A third finding concerns the heterogeneity of incentive measures and influence levels. This result resonates with previous PMC-based policy studies showing that incentive mechanisms and coordination structures often constitute the most uneven dimensions of policy design [19–24]. In the case of China’s AI policy system, the present findings suggest that policy support is distributed asymmetrically across fiscal, tax, talent, service, and demonstration instruments, and that the transmission of policy influence across national, regional, industrial, and enterprise levels remains structurally uneven. This point also complicates existing accounts of AI governance that emphasize strategic ambition or policy intensity alone. A policy system may appear highly active or expansive at the discursive level, yet still exhibit structural imbalance in the ways support tools and governance influence are actually configured.

At the same time, a brief note on robustness is warranted. The PMC results reported in this study are inevitably shaped by both the selected indicator system and the sampling strategy used for representative policy evaluation. On the one hand, the nine primary variables and forty-three secondary variables were not arbitrarily defined, but developed through the combination of prior policy-evaluation studies, corpus-based findings, and structured researcher interpretation. This reduces, though does not eliminate, the possibility that the findings are overly dependent on a single indicator design. On the other hand, the full corpus of 54 policy documents was used for text mining and variable identification, whereas the detailed PMC evaluation was conducted on five representative policies. This means that alternative case-selection strategies or the inclusion of additional policies could lead to some variation in specific scores or rankings.Nevertheless, the main findings of the study remain analytically meaningful. The present discussion of robustness is intended as a conceptual qualification rather than an empirical sensitivity test. Accordingly, the findings should be interpreted as structurally informative rather than numerically absolute. Future studies may further examine robustness by testing alternative indicator configurations, different case-selection strategies, or broader policy samples.

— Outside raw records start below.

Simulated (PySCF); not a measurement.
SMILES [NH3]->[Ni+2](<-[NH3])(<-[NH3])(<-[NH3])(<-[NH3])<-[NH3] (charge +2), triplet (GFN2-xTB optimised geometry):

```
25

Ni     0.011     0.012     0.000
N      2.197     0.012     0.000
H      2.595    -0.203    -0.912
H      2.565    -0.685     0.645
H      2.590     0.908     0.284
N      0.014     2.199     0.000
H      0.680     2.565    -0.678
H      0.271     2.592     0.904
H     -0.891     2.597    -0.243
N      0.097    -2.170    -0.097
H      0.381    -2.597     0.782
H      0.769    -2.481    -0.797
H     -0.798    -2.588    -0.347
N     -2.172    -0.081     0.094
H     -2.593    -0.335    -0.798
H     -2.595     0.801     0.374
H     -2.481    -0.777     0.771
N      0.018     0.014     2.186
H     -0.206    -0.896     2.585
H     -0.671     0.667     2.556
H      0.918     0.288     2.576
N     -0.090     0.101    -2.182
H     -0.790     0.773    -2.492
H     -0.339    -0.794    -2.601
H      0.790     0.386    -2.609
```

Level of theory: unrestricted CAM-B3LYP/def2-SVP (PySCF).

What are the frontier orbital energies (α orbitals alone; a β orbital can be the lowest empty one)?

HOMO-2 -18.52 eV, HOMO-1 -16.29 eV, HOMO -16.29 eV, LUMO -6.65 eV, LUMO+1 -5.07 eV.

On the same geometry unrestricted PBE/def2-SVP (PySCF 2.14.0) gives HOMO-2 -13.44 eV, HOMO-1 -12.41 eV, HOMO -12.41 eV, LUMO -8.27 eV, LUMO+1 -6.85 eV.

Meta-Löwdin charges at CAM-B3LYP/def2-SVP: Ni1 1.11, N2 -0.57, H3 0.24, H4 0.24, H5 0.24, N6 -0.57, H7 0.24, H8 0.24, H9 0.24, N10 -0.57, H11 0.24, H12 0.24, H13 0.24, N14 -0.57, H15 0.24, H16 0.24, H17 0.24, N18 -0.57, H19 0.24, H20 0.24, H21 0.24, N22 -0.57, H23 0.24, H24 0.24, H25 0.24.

Taken together, these findings suggest that the analytical value of AI policy evaluation lies not simply in identifying what policy documents emphasize, but in examining how policy elements are assembled into an internally coordinated governance structure. Compared with prior studies that focused primarily on policy themes, discourse, or instrument types, the present study further shows that the main challenge of China’s central-level AI policy system lies not simply in what policies emphasize, but in how policy elements are structurally coordinated across time horizons, governance levels, and implementation tools. In this sense, the study extends existing AI governance research by shifting the analytical focus from thematic description to structural consistency, thereby offering a more differentiated understanding of how policy coherence is configured within a central-level governance framework.

Implications

To improve the implementability and sustainability of AI policies at the policy level, this study suggests the following optimization directions for future implementation:

First, in terms of time governance, it is recommended to establish a 5–10-year mid- to long-term roadmap, linking phased milestones with budget allocation, pilot evaluation, and performance assessment. Rolling evaluations should replace one-time assessments, providing a stable temporal anchor for technological evolution and industrial diffusion without altering the existing division of responsibilities, thereby reducing fluctuations in policy execution.

Second, regarding hierarchical coordination, it is advisable to institutionalize “regional and industrial platforms” as bridging nodes between the overarching documents issued by the CPC Central Committee and the State Council and the regulations of individual ministries (e.g., national demonstration zones, sectoral public platforms, and pilot city clusters). Joint policy issuance and joint evaluation mechanisms should be promoted. By incorporating platform performance into the annual assessment of relevant ministries and local governments, the strength of cross-domain collaboration and vertical policy transmission can be significantly enhanced.

Third, in terms of policy tool configuration, the approach should shift from single fiscal subsidies to an integrated policy toolkit that combines fiscal support, taxation, intellectual property, data governance, scenario demonstration, and talent mechanisms. This toolkit should be implemented through a tiered diffusion path of “prototype verification – small-scale demonstration – large-scale deployment.” At the same time, clear rules for data compliance, ethical review, exemption boundaries, and exit mechanisms should be established to reduce uncertainty for enterprises.

Fourth, regarding content and evaluation standards, it is necessary to set “minimum coverage requirements” for specialized policies to ensure the inclusion of verifiable checkpoints across six key areas: platform, R&D, data, application, industrialization, and risk governance. Evaluation should be centered on verifiable objectives, accountability lists, and evidence bases, with standardized ex-ante, mid-term, and ex-post evaluation frequencies and methodologies. Furthermore, third-party evaluations and open data interfaces should be introduced to ensure that evaluation results are replicable and comparable across policies.